The liberal international order is in disarray and there is uncertainty as to what will replace it, which is a condition that will persist for a number of years, if not a decade. Some analysts have already cast their eyes eastwards to China and Russia. It would be foolhardy to replace one increasingly illiberal world order with another dominated by China and Russia, neither of which are doyens of principles of human freedom and the rule of law in terms of their own internal domestic situations. To prevent the perpetuation of global instability, it is incumbent on other regions of the world, including Africa, Latin America and SouthEast Asia, to also offer their vision of how to remake the global order.
The so-called “liberal international order”, ideologically infused with Western eurocentric norms, betrayed its much vaunted historic mission by pursuing liberalism at home while undermining it abroad. The West digressed in its primary self-ascribed mission of upholding the rule of law, by historically negating human freedom and covertly undermining the rights of citizens to select their own rulers. At the height of the Cold War both the Soviet-dominated eastern sphere of influence and US-dominated Western sphere were actively involved in subverting human freedom wherever and whenever it suited their agendas. For example, in the 1970s and 1980s, the West colluded with the white supremacist apartheid South African state, and it also covertly subverted the democratically elected leader of Chile, Salvador Allende, in the Democratic Republic of the Congo (DRC) through covert US and Belgian operations that contributed to the assassination of the first democratically elected prime minister of the country, Patrice Lumumba.
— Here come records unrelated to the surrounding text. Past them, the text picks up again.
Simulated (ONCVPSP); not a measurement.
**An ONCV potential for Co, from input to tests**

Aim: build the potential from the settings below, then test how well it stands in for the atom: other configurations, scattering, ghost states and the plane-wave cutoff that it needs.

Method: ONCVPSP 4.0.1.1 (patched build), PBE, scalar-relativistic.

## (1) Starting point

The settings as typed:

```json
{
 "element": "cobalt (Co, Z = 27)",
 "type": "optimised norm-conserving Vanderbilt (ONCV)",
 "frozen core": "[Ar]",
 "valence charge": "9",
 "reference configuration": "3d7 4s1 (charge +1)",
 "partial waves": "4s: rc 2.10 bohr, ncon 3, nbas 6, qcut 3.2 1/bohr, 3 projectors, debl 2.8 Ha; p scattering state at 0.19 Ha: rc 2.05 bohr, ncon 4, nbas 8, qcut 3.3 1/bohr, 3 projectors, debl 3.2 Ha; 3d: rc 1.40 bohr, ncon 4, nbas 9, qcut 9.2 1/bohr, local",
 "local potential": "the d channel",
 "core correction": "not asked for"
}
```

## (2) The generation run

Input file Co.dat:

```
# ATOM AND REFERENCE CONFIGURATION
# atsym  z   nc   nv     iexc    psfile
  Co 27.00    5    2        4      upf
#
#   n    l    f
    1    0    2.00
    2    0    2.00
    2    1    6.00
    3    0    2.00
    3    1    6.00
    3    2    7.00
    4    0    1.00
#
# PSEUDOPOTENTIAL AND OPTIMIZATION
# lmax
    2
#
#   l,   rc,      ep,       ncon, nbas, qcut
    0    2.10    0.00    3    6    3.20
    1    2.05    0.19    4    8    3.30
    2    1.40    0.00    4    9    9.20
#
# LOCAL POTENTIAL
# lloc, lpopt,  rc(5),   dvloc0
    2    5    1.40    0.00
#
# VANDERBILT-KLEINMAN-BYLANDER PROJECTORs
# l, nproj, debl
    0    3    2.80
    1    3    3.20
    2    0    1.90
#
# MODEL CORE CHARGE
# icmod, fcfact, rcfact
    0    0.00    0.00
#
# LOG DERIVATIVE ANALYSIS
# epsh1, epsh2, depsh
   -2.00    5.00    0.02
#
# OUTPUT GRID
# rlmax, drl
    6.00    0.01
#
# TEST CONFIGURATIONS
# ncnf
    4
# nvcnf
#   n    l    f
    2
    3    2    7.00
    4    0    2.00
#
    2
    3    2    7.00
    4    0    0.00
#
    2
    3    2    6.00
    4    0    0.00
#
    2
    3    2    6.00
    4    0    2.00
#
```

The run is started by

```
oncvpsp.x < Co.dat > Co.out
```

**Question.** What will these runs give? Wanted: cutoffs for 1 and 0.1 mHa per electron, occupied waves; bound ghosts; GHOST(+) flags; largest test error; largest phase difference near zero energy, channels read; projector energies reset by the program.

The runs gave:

The collapse of the Soviet Union unleashed an era of unbridled Western triumphalism which was the basis of a continued arrogant superior posture towards the majority of the rest of the world. The West laid the foundations for the chaos that is now paradoxically coming back to haunt its countries, through its role in planning and executing illegal military invasions in Iraq, in 2003, the bombing of Libya, in 2011, and the ongoing prosecution of wars outside the remit of international law in in Syria and Afghanistan. If there is any need for confirmation, the UN Security Councils’ Permanent Members – USA, UK, Russia and France – have all perpetuated atrocities in Syria despite their justifications, which is the most definitive evidence of the precipitous disintegration of the international system as we know it and the concomitant escalation of global insecurity.
Clearly, the chaos that is now engulfing the world has a very Western origin. It would therefore be self-defeating for the rest of humanity to permit the self-same authors of chaos to frame the contours of a new global order. It is now time for the rest of the world to assert its right to remake the next international order. There should be no assumption that the dominant players in the world today will “invite” other players to join them in remoulding the geopolitical landscape of the planet. The prevalent thinking among the powerful global actors is one of venal self-interest and self-preservation. This kind of thinking unnecessarily raises the stakes and creates an artificial zero-sum game in international affairs. It is precisely this erroneous thinking that has brought humanity to its calamitous tipping point of self-destruction.
The tacit endorsement and perpetuation of this flawed and ideologically infused political realism is a recipe for global catastrophe. In this era of an incipient environmental catastrophe, the precipitous increase of violent extremism, the underlying threat of nuclear Armaggedon, and the persistence of divisive economic models that increase the gap between the haves and the have-nots, the world needs visionary thinking and not a recycling of the same failed historical postures. While the ideals of justice, equality, dignity and solidarity are as old as human societies, our ability to animate them within our global and national institutions remains a constant and painstaking process. The difficulty of achieving these principles in our international relations is not an excuse for not pursuing the endeavour of remaking the world in a manner that is more likely to enhance our chances for overall survival.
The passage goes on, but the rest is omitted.